Wow. I'm just taking it all in here. I'm taking a moment to reflect on Jaden and Molly. I'm so sorry for what has happened to them.
If we think back 15 or so years to some of the problems we had with early social media, they revolved around what we now call cyber-bullying, or online predators who were asking young teenagers for different kinds of gross material.
What we know from Arturo Béjar, who was the whistle-blower on Instagram and who recently testified in front of Congress in the U.S., is that Instagram knew, according to his own internal research. He was working at Instagram and he looked at how often children were shown different kinds of material. It was mostly that they were being advanced on sexually and they didn't like how open the platform was in allowing people to get to them.
He really wanted to change Facebook. When he realized that the upper echelons of Facebook and Instagram were not going to change the product because it was going to effect the bottom line, he had to accept some responsibility as a quality control engineer for not addressing the problems.
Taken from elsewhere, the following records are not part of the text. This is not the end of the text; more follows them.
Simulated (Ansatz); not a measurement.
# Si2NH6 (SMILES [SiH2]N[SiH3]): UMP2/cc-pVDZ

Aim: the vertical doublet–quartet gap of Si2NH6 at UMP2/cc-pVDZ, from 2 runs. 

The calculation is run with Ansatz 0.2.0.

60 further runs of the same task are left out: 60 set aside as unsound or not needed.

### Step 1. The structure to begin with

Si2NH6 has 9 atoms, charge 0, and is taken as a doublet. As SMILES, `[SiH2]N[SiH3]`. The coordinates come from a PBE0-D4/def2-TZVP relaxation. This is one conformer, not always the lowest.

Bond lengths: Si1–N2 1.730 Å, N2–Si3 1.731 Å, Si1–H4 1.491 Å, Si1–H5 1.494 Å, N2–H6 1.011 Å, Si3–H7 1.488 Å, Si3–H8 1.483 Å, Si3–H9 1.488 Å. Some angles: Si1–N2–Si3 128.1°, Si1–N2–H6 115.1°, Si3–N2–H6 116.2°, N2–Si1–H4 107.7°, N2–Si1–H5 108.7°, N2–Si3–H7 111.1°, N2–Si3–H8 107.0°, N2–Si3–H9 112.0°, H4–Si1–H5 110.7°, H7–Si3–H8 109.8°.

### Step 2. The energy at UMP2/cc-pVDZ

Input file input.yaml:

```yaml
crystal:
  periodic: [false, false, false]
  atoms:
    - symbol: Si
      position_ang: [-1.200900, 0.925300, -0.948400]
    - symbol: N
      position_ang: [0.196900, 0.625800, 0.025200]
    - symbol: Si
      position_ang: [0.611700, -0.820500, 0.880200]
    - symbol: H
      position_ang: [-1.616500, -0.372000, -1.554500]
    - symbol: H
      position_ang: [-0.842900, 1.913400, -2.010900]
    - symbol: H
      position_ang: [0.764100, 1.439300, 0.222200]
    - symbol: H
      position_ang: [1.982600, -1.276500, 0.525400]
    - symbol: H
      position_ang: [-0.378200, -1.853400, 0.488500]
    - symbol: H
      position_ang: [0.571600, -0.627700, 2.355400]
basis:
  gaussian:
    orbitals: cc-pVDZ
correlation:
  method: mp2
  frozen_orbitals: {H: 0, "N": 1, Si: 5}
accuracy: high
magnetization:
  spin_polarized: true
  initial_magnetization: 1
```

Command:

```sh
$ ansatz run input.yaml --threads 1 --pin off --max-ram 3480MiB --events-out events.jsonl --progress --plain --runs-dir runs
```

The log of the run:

I think right now what we're looking at in terms of content related to suicide and self-harm is that, while the platforms do try to tamp it down, it is a major issue. Once you start to look at self-harm content and learn the keywords and the tricks of the trade, you can get into that world and the algorithm will continue to send you more of that content.
In the case of Jaden, when it comes to a website that is encouraging self-harm and suicide, we've seen this before with a website in the U.S. called Kiwi Farms, where people would not just encourage it but harass trans people into isolation. Once they felt very isolated, some people did commit suicide.
I think there are moral and ethical responsibilities for platforms to build and design better. There's also a customer service opportunity to ensure that parents know that the place their children are going online is safe and there are some adults in the room. Unfortunately, though, we have this perception that somehow moderation on platforms is censorship. It's not true. Moderation is what keeps spam out of your inbox and these bad actors from proliferating online.